The myth of racial difference that was created to sustain American slavery persists today. Slavery did not end in 1865, it evolved. #SlaveryEvolved
enviado por Zakiya Carr para o Portal Geledés
The legacy of slavery can be seen in the presumption of guilt and dangerousness assigned to African Americans, especially young men and boys, the racial profiling and mistreatment that presumption creates, and the racial dynamics of mass incarceration.
“Slavery to Mass Incarceration” is narrated by Bryan Stevenson. The art is by Molly Crabapple.
EJI’s Race and Poverty project explores racial history and attempts to deepen our understanding of the legacy of racial injustice. By telling the truth about our past, EJI believes we can create a different, healthier discourse about race in America.
RACE AND POVERTY
The history of racial inequality and economic injustice in the United States has created continuing challenges for all Americans and we believe more must be done to advance our collective goal of equal justice for all. EJI’s calendar, A History of Racial Injustice, focuses on African American history and is part of an EJI series of forthcoming reports and documents that explore the legacy of racial bias in the United States and its continuing impact on contemporary policies and practices.

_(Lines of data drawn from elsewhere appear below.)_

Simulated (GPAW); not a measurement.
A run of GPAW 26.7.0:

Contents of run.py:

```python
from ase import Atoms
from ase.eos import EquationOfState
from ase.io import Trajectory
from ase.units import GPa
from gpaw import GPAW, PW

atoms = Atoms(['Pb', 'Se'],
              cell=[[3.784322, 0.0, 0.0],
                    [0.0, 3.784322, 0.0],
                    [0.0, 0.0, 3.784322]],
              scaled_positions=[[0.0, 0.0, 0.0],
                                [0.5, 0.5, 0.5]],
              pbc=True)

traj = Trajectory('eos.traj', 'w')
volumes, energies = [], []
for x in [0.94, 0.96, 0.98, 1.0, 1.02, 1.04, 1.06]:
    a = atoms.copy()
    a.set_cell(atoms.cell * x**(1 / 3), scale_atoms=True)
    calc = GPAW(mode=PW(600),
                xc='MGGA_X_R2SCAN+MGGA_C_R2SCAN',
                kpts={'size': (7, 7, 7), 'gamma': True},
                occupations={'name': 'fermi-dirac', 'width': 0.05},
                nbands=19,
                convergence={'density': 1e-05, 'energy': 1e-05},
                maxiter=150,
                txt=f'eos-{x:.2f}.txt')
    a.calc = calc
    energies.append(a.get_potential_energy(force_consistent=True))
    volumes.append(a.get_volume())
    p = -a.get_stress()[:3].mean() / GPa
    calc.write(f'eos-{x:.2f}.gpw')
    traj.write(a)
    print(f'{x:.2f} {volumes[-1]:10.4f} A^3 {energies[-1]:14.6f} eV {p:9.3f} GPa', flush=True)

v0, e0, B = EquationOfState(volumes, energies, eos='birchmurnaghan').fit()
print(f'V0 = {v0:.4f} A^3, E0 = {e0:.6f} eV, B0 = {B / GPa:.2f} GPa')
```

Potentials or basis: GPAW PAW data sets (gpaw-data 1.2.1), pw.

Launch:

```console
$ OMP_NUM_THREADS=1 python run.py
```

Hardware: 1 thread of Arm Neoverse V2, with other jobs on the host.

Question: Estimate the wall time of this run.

The lives of African Americans have been profoundly shaped by the era of slavery, the era of racial terror that continued from the end of Reconstruction until World War II, the era of Jim Crow and racial apartheid that produced the civil rights movement, and now the era of mass incarceration. Too often we have appropriately celebrated black achievement and triumph in the face of these obstacles without exploring the very difficult reality of racial inequality and subordination. EJI believes a deeper understanding of this history is necessary for us to achieve the truth and reconciliation that overcoming historic injustice requires.
EJI’s race and poverty work focusing on mass incarceration continues. In America, one out of every three black men born in 2001 will go to jail or prison if current trends continue. Black men are more than six times more likely to be incarcerated than white men. Nearly a third of black men in Alabama have lost the right to vote after being convicted of a felony. Without reform, it is estimated that 40% of the black male population in the State of Alabama will be permanently disenfranchised due to a criminal conviction.
During the last 40 years, mass incarceration policies have devastated poor and minority communities. Disenfranchisement of offenders and the erection of permanent barriers for employment and re-entry have created a growing underclass of largely poor people.
EJI is committed to challenging racially discriminatory policies, sentencing, and tactics that have made mass imprisonment a crisis in many communities of color. Indigent defense reform and providing legal assistance to the poor is vital to alleviate the problems caused by unfair criminal justice policies. EJI addresses these issues through education, community outreach efforts, litigation, and policy reform.